By Alex C
Computer Warehouse Group Plc (CWG), a Nigerian technology company, is set to refocus its business portfolio toward cloud computing from hardware and software.
Mr. Austin Okere, Chief Executive Officer/Managing Director, CWG, said that the company’s goal is to become the biggest cloud-computing provider in Africa by 2015.
“In twelve to eighteen months time, we will approach the market again. By that time, we would have crystallized our transformation process. Our role is to be a trailblazer; to go to the exchange and show to people the value of going to the exchange. CWG plans to sell shares on the United States exchange Nasdaq in the longer term” Okere said.
Interestingly, the Nigerian Stock Exchange is seeking attain a $1 trillion market capitalization by 2016 by encouraging more technology and telecommunications companies to go public. The exchange is working to make it easier for companies in various sectors of the economy to list.
CWG closed on the floors of the NSE at 5.48 shares and traded 1, 437 volumes of shares as at Monday 19th May 2014. Market capitalisation stood at N13,836.04 million.
Large organisations are increasingly turning to the cloud as a cost-effective method of running resource-intensive applications. Cloud computing is empowering people to work from any location via their mobile device. This is because files, documents, software and locations are available online, with no physical tie to the system being used.
While businesses able to source Information Technology (IT) services on-demand according to need, there is less of a requirement for capital expenditure. Cloud vendors are responsible for managing the majority of servers and connections, and for ensuring the security of IT hardware – whereas cloud subscribers are merely consumers.
With this development, there is no longer any need to pay for services they do not require as businesses sign up for specific IT functions they require. Cloud computing providers’ reputations are built on providing secure, constantly available services to their customers.
As such, they invest significant amounts of money securing their servers, data centres and connections, which has a positive knock-on effect to other users. Individual companies may not be able to spend thousands of pounds on IT security, but as a cloud user, they benefit from economies of scale.

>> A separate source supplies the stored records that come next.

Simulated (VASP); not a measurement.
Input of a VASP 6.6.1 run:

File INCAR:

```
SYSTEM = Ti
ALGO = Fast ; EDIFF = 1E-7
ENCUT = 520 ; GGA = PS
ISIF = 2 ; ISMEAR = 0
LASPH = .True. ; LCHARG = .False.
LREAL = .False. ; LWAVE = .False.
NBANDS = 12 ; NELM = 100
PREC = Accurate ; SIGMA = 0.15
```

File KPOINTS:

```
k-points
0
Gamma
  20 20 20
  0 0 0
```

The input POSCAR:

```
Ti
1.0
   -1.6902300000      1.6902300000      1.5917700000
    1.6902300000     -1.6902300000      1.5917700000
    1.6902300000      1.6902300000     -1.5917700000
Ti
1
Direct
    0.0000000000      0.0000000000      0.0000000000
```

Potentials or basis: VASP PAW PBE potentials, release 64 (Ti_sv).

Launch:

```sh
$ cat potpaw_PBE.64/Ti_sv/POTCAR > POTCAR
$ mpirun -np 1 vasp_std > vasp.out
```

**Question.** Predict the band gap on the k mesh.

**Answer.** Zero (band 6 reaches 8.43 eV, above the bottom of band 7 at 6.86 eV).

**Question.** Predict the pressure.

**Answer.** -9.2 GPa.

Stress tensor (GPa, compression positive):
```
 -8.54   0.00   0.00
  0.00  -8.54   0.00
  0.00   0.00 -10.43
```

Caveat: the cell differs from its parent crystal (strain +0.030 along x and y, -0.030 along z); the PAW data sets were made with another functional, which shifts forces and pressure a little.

Cloud services enabling employees to work from almost any location, an on-premise IT disaster will not have the severity of implications it could otherwise. Many employees are able to carry on working from another location, given that they can access the tools and solutions they need over the internet.
CWG still gets 53 percent of its revenue from hardware and almost a third from software. The company provides IT services and computer networking solutions to businesses.